As promised, Trump is voiding several Obama-era measures

President Donald Trump speaks about Cuba policy in Miami on Friday, June 16, 2017. Credit: AP
President Donald Trump’s reversals of several Obama administration policies mark his most consistent and customary actions so far.
Consistent, since Trump never led anyone to believe he’d do otherwise. Customary, because presidents reliably tear out the initiatives of their predecessors from the other party and put in their own.
So while Trump has yet to get his vow to repeal Obamacare fulfilled, or to kill the Dream Act, or to build a border wall, several promised anti-Obama missions are getting accomplished.

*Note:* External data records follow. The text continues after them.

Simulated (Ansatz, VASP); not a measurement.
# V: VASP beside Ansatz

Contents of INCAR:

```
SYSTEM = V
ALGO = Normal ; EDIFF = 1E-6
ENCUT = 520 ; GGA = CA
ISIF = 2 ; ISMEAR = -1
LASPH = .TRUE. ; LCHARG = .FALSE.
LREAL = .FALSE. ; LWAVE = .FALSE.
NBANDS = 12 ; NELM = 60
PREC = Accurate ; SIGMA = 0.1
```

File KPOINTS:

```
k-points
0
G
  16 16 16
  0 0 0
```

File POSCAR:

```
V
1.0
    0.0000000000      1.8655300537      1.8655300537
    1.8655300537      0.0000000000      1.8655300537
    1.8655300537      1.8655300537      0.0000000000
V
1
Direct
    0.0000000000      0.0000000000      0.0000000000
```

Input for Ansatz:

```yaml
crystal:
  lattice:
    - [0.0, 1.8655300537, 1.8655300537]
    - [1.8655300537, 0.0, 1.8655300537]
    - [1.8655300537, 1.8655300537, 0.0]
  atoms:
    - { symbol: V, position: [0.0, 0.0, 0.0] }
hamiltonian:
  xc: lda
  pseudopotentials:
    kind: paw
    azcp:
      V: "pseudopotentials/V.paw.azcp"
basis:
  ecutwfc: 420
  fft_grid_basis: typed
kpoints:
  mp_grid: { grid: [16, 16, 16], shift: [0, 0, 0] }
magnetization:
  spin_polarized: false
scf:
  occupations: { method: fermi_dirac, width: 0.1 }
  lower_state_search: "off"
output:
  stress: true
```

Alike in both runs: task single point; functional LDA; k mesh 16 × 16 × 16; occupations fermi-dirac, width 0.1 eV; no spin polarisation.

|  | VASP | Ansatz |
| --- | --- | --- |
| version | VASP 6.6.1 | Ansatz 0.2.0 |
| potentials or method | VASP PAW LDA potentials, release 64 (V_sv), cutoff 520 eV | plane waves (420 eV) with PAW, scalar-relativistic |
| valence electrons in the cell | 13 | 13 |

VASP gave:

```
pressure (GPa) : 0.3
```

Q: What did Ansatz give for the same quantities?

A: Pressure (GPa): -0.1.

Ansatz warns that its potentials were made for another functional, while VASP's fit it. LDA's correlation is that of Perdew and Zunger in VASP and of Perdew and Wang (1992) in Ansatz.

In Miami on Friday, Trump announced plans to tighten curbs on Americans traveling to Cuba and crack down on purported business dealings with the island nation’s military.
It is a partial rollback of former President Barack Obama’s reopening of relations.
Nobody could, or necessarily would, roll the clock back all the way to the Cold War. But Trump’s announcement gave him a chance to tell a cordial crowd of expatriates:
“The exiles and dissidents here today have witnessed communism destroy a nation, just as communism has destroyed every single nation where it has ever been tried.”
Earlier this month, Trump announced U.S. withdrawal from the Paris climate accord that Obama saw as a big legacy item. Trump called it a “draconian” international deal that compromised U.S. sovereignty.
He also pushed as expected a rollback of some environmental regulations, with other rule removals still in the works. That parallels an evisceration of certain financial regulations. The president already signed a memorandum to withdraw from the Trans Pacific Partnership, a trade deal Obama supported — even as his Democratic would-be successor, Hillary Clinton, eventually opposed the deal, too.
The nomination and Senate confirmation of Neil Gorsuch to the Supreme Court negates Obama’s nomination of Merrick Garland, which was ignored by the GOP Senate. Gorsuch’s presence restores a conservative majority on the court.
For Republicans nationally, Obama’s usefulness as a target has yet to run its course.
For one thing, Senate Republicans have indicated they’ll pursue ex-FBI Director James Comey’s testimony that Loretta Lynch, as Obama’s last attorney general, had instructed him to refer to his agency’s probe of Hillary Clinton’s emails as a “matter,” not an investigation.
For another, Rep. Steve King (R-Iowa) pointed to the last president in the aftermath of the attempted assassination of Louisiana Rep. Steve Scalise and others during a baseball practice in Virginia.
“I do want to put some of this at the feet of Barack Obama,” King told WHO Iowa radio. “He contributed mightily to dividing us. He focused on our differences rather than our things that unify us. And this is some of the fruits of that labor.”